I need to split an url which is changing the positions of it's values very oftenly.
for example:- This is the url with three different positions of request token
01:-https://127.0.0.1/?action=login&type=login&status=success&request_token=oCS44HJQT2ZSCGb39H76CjgXb0s2klwA
02:-https://127.0.0.1/?request_token=43CbEWSxdqztXNRpb2zmypCr081eF92d&action=login&type=login&status=success
03:-https://127.0.0.1/?&action=login&request_token=43CbEWSxdqztXNRpb2zmypCr081eF92d&type=login&status=success
From thses url i need only the value of request token which comes after the '=' with an alphanumeric number like this '43CbEWSxdqztXNRpb2zmypCr081eF92d'.
And to split this url i'm using this code
request_token = driver.current_url.split('=')[1].split('&action')[0]
But it gives me error when the url is not in the specified position.

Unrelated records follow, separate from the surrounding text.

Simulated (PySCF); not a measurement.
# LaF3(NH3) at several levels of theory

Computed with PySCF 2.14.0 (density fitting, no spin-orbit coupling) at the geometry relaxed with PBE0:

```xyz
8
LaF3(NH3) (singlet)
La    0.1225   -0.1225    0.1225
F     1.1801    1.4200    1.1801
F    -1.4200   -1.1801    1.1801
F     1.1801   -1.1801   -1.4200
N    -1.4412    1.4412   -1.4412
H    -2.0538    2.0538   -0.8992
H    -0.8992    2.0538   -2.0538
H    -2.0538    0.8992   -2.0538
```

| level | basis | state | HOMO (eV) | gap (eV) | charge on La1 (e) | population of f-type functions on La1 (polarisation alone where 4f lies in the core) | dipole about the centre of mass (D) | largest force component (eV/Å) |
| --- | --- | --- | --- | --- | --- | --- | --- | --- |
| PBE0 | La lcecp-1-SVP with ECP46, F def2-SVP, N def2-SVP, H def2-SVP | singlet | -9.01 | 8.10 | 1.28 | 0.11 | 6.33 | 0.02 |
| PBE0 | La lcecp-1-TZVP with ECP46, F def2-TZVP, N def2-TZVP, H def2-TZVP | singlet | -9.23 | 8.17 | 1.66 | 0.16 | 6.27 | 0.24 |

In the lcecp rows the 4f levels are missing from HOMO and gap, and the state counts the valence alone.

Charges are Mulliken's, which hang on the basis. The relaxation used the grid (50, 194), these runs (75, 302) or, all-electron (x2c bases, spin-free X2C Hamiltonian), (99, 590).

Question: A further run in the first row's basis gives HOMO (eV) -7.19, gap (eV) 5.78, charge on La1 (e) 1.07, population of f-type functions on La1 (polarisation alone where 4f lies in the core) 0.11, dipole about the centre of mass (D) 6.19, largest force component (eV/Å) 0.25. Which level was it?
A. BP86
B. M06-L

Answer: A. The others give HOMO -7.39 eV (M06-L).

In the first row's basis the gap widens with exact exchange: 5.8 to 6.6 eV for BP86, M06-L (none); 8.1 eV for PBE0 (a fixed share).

So can anyone please give me a solution to this url splitting in just a single line in python and it'd be a great blessing for me from my fellow stack members.
Note:- Here i'm using
driver.current_url
because i'm working in selenium to do the thing.
CodePudding user response:
You can use the urllib.parse
module to parse URLs properly.
>>> from urllib.parse import urlparse, parse_qs
>>> url = "?request_token=43CbEWSxdqztXNRpb2zmypCr081eF92d&action=login&type=login&status=success"
>>> query = parse_qs(urlparse(url).query)
>>> query['request_token']
['43CbEWSxdqztXNRpb2zmypCr081eF92d']
>>> query['request_token'][0]
'43CbEWSxdqztXNRpb2zmypCr081eF92d'
This handles the actual structure of the URLs and doesn't depend on the position of the parameter or other special cases you'd have to handle in a regex.
CodePudding user response:
Assuming you have the URLs as strings then you could use a regular expression to isolate the request tokens.
import re
urls = ['https://127.0.0.1/?action=login&type=login&status=success&request_token=oCS44HJQT2ZSCGb39H76CjgXb0s2klwA',
'https://127.0.0.1/?request_token=43CbEWSxdqztXNRpb2zmypCr081eF92d&action=login&type=login&status=success',
'https://127.0.0.1/?&action=login&request_token=43CbEWSxdqztXNRpb2zmypCr081eF92d&type=login&status=success']
for url in urls:
m = re.match('.*request_token=(.*?)(?:&|$)', url)
if m:
print(m.group(1))